By PAUL O’DONOGHUE for AML Intelligence
A group of prominent U.S. official agencies have warned U.S. timeshare owners to be vigilant in detecting and reporting Mexican cartel activity.
The U.S. Treasury’s Office of Foreign Assets Control (OFAC), FinCEN, the Treasury’s AML unit, and the FBI, said in a joint statement that Mexican international cartels “have increasingly targeted U.S. owners of timeshare properties in Mexico”.
This came as the U.S. also announced that it had sanctioned several accountants linked to the schemes.
“Older adults, including retirees, are frequent victims in these schemes,” the organisations said.

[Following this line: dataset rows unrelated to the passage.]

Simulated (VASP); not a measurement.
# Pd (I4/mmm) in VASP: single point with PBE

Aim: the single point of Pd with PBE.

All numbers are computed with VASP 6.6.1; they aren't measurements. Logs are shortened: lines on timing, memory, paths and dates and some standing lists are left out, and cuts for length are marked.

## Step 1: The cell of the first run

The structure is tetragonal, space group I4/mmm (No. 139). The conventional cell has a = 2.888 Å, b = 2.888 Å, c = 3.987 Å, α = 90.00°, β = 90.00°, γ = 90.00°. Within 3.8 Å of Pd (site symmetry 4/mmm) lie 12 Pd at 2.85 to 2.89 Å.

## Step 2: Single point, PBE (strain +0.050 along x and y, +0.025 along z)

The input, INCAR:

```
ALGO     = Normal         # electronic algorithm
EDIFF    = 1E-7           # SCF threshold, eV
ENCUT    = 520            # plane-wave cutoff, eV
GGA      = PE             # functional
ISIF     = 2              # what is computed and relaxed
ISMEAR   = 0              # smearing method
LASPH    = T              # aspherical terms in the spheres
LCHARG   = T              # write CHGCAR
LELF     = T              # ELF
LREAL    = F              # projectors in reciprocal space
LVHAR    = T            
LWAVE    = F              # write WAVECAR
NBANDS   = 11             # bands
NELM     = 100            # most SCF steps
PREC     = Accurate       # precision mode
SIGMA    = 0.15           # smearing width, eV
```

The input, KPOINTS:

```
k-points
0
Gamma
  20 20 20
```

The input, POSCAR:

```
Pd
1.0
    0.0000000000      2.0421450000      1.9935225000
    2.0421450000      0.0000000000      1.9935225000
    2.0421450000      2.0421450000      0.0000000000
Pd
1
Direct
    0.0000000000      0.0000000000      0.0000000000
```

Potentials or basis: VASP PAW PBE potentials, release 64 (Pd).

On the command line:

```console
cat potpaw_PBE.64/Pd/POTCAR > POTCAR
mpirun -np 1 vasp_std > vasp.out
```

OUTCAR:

“The [cartels] use proceeds from timeshare fraud to diversify their revenue streams and finance other criminal activities, including the manufacturing and trafficking of illicit fentanyl and other deadly synthetic drugs into the United States.”
Timeshares are homes in which multiple owners hold the right to use the property. Each owner of the same accommodation is typically allotted their period of time at the sites, which tend to be exotic holiday locations.
The notice comes following widespread reports of timeshare fraud involving the Jalisco New Generation Cartel, commonly known as CJNG. The group is reported to have at least two dozen call centres that contact U.S. owners of timeshares with a variety of scams.
Fraud from Mexico-based companies is estimated at hundreds of millions of dollars a year and the Treasury Department has sanctioned 40 Mexican companies associated with the Jalisco cartel and its scams.
The joint statement said that approximately 6,000 U.S. victims have reported losing a total of nearly $300 million between 2019 and 2023 to timeshare fraud schemes in Mexico. However, according to the FBI, this figure likely underestimates the total losses.
“An estimated 80 percent of victims choose not to report the scam due to embarrassment, lack of resources, or other reasons,” the notice said.
The joint statement was published concurrently with a statement from OFAC.
The organisation announced that it has issued sanctions action against three Mexican accountants and four Mexican companies “linked, directly or indirectly, to timeshare fraud led CJNG”.
Further details about the methodologies, financial typologies, and red flag indicators associated with timeshare fraud in Mexico are available here.
U.S. officials urged financial institutions to read this information to help them to identify and report suspicious activity to FinCEN and law enforcement.